Every piece of clothing in my backpack seems to be covered in a layer of red, sandy dust – just like my shoes and sandals and backpack and camera and pretty much everything else I brought with me for my two week journey through Mali and Burkina Faso in West Africa.
The last two weeks have been like nothing I could have expected and I think it will take me a while to fully process everything – I’m not sure how to put it all into words. Incredible, amazing, outstanding – none of those really capture the experience.
Random signs of the Ebola threat in Mali, from hand washing stations outside public buildings to billboards on the side of the road to locals not shaking hands with each other, smiling and saying “Ebola, Ebola” instead.
Getting waves from kids everywhere I went, but never feeling hassled. Watching kids run around freely, rolling tires and chasing chickens, and seeing mothers carry their infants with scarves on their backs. Marveling at the women carrying buckets of bananas, piles of wood and everything else imaginable on their heads with ease and grace.
Passing by miles and miles of sugar cane, wheat, rice and corn fields and trees bearing every type of fruit imaginable. Enjoying fresh papaya and bananas and apples.
Nervously taking my first motorbike ride as my guide Ibrahim assured me, “no worries, no worries.” Then wishing I could have ridden longer.
Floating in a wobbly wooden canoe, looking for hippos, while fearing that one wrong move would send me flying into Lake Tengrela.
Driving for hours on bumpy dirt roads with potholes that would put Chicago to shame – all in a car that seemed as though it might fall apart at any minute.
Watching the sunset over the River Niger in Bamako and again in Segou. And then watching it rise over Tengrela Lake in Burkina Faso and then from the Domes of Fabedougou.
Sitting in the aisle on the bus from Segou to Bobo Dioulasso, with a plastic water jug for a chair, until a seat eventually opened up for me.
Watching villagers who lack electricity, running water or indoor plumbing chat away on cell phones and take pictures with digital cameras.
Chatting with Alhouss about Mali and Burkina politics and with Ibrahim about Islam.
Listening to the appreciation from the village chiefs in Menie and Folona (home to the two Passports with Purpose/buildOn schools that I went to visit) at the opportunity for their children to get an education.
And finally, the village chief in Folona telling me, “Americans, Europeans, African people, we are all the same – when we are happy, we smile; when we are sad, we cry.” Poignant words that I won’t soon forget.
Much more coming soon…
17 thoughts on “Trying to Put My Time in West Africa Into Words”
Wow! Your pictures are gorgeous. I have always wanted to visit Africa, but that continent seems further away than others for some reason, but your blog post certainly confirms that it would be worth it to make it happen.
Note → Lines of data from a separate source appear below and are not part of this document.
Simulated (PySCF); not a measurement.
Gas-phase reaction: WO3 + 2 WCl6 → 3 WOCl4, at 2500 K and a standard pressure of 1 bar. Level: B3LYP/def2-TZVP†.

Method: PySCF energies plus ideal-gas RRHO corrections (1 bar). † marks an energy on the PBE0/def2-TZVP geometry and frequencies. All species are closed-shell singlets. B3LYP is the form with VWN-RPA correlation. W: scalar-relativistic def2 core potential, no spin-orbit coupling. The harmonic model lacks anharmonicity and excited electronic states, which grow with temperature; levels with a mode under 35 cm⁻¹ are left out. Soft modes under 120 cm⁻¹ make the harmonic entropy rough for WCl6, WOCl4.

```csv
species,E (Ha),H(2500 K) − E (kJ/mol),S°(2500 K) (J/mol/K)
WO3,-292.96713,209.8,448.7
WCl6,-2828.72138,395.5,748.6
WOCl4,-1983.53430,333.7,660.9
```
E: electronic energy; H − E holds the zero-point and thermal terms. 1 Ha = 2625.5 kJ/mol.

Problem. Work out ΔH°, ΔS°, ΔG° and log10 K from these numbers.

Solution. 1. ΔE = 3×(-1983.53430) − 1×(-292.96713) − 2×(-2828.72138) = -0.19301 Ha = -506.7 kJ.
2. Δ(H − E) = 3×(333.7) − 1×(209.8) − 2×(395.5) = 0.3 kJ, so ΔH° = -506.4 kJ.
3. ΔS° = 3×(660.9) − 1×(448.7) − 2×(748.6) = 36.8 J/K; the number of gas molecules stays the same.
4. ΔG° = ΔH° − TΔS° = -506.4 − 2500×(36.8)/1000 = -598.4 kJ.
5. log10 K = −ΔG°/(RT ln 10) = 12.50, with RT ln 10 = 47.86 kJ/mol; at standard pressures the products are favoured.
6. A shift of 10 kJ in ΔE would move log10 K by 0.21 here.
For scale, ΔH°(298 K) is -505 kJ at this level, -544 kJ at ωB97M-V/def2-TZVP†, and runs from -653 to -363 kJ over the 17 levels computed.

Very cool, brings back memories! Great photos, especially the one of the women from behind with the babies.
Thanks! And yeah, I love that picture!
This is so lovely and a great reminder of why travel is such a beautiful thing to experience. I love the quote at the end about all people smiling when happy and crying when sad. Travel makes this a reality and really opens peoples eyes to humanity. Looking forward to reading more posts about your time in West Africa.
Sounds like an amazing trip – I’m sure you’re really glad you went now! Can’t wait to read more.
It seems you experienced the real thing during your trip…i always suggest to travelers to get the authentic experience, which you did based on your comments.
There is a lot of dust in the atmosphere because of the harmattan all throughout Senegal Mali and nearby countries. The infrastructure and the majority of cars are in very poor conditions, but the people are what makes up for what lacks in material comfort.
People have a contagious exhuberance and joy of life despite harsh living conditions.
I often say what’s missing in Africa can be found in Western countries and what’s missing in Western nations can be found in Africa.
Sounds fascinating! Really looking forward to reading more!
I can’t wait to hear more! It sounds like such an amazing region and I’ve really read so little about it before.
Thanks! There will be much more to come! 🙂
Great to hear your trip went so well. I’ll stay tuned for more.
Love love love this post!
I always try to write one on the way home (or right after getting home) when the emotions and exhaustion from the trip are so unrefined and raw. I look back on them often to try and remember how I felt at that point in time. It’s so easy, once rested and back in your normal routine, to recreate that feeling.
Thanks for letting me follow along on your trip!
Thanks! And yeah, I felt like I needed to at least get something out in the moment before I returned and things started fading away. Although I did keep a pretty detailed journal so hopefully that will bring things back to life as I write more.
Love the picture of the kids – such beautiful faces. So glad your experience was positive. Your words paint such a visual, it’s easy to at least imagine what you are describing. What a great trip!
Great pictures. Can’t wait to here all about your trip and see all the pictures. Looking forward to seeing you at Christmas.
Katie, I too cannot wait to hear more about your trip. Loved the photo of the sunset over the River Niger.
Katie, from this little glimpse it is clear to see what an amazing experience you had. I can’t wait to read all about it.
I remember amazing mangos and beautiful people. I am so glad your trip went well. Looking forward to hearing more.